Noam Scheiber’s overview of recent developments in labor protections—from new overtime rules announced by the White House, to favorable court rulings extending minimum wage protections, to an important NLRB decision on collective bargaining—takes a long view, detecting the consolidation of an important legacy: “In one sense,” Scheiber notes, “Mr. Obama foreshadowed these efforts as a candidate in 2008, when he famously suggested that, if elected, he would aim to be a Democratic version of Ronald Reagan.”
This is a canny reading of Obama’s promise, which was interpreted at the time through the frame of campaign politics—a dismissive reference to the Clintons as incapable of delivering the kind of fundamental change his own presidency would bring. The high expectations set by such promises were bound to lead to occasional disappointments, and in certain ways, Obama hasn’t heralded the deep changes associated with the Reagan era. For one thing, he hasn’t quite managed to displace the default position of rhetorical skepticism towards government, which seems to be the starting point for every public policy debate.
There is, however, a more concrete approach that lies within the president’s power. In this respect, Scheiber is right to connect Obama’s emerging labor legacy with his promise to enact Reaganesque change. When studying the history of the Reagan administration—not its speeches, not its image, but its inner workings—one is struck repeatedly by the single-minded ambition of its staffers. The crusade of young John Roberts to fundamentally change the Justice Department’s approach to voting rights, over the objections of career staffers, is just one example. The people who staffed the Reagan administration evinced a long-term vision and sheer determination that’s impressive even to detractors. To some extent, the Obama White House understood this principle too, at least when it came to legislation: the stimulus, health care, Dodd-Frank. But it was much slower to show a similar kind of transformative ambition when it came to the behind-the-scenes work of governing, like agency appointments and federal court nominations. For years, the Obama White House approached these crucial tasks, which have consequences far after the president has left office, with appalling slowness.
That mindset seems finally to have changed, and the fortunes of Obama’s legacy with it. The NLRB provides a perfect illustration. When Congress created the NLRB in the 1930s, it attempted to draw members from neutral backgrounds in order to avoid narrowly-partisan rulings. This practice began to break down in the 1950s, when President Eisenhower, in a controversial departure from precedent, decided to appoint pro-management NLRB board members. The NLRB’s shift towards a more bluntly partisan composition, however, was only completed in the 1980s—when Reagan vastly stepped up what Eisenhower had begun. As MIT economists Frank Levy and Peter Temin explained in 2007, “Reagan broke with tradition and appointed a management consultant who specialized in defeating unions to be the chairman of the NLRB.” The rest is history.

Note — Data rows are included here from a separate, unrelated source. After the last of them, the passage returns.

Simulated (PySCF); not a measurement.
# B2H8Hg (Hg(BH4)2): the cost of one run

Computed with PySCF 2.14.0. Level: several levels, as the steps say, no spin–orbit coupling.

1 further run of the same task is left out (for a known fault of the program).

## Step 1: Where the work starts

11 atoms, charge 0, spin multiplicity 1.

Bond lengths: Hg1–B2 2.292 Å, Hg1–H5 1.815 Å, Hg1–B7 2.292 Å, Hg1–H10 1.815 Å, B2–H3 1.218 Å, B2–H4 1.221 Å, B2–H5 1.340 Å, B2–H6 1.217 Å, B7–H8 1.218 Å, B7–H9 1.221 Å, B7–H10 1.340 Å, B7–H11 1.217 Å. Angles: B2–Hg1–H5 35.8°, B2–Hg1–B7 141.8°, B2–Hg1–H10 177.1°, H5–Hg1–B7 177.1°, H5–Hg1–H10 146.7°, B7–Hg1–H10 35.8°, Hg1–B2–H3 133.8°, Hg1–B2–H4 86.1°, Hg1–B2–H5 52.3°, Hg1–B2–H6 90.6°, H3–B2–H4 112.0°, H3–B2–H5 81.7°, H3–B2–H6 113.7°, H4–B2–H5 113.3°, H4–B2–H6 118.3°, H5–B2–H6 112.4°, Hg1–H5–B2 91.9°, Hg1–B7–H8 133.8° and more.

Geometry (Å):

It was fitting, then, that just last week, Obama’s NLRB appointees issued a ruling that will open the door for unions to represent workers at companies relying heavily on franchises, like fast-food chains. The NLRB held, in a 3-2 decision, that corporations like McDonald’s are “joint employers” of the employees at their franchises—reversing a Reagan-era NLRB decision. Changes like this are quieter than the dramatic announcements which we usually associate with a political sea change—this was no “government is the problem”-style moment. But as John Roberts’s long effort to change voting rights law shows—and as Obama, in his waning months, seems to fully appreciate—an administration’s quieter, less-dramatic campaigns can be transformative too.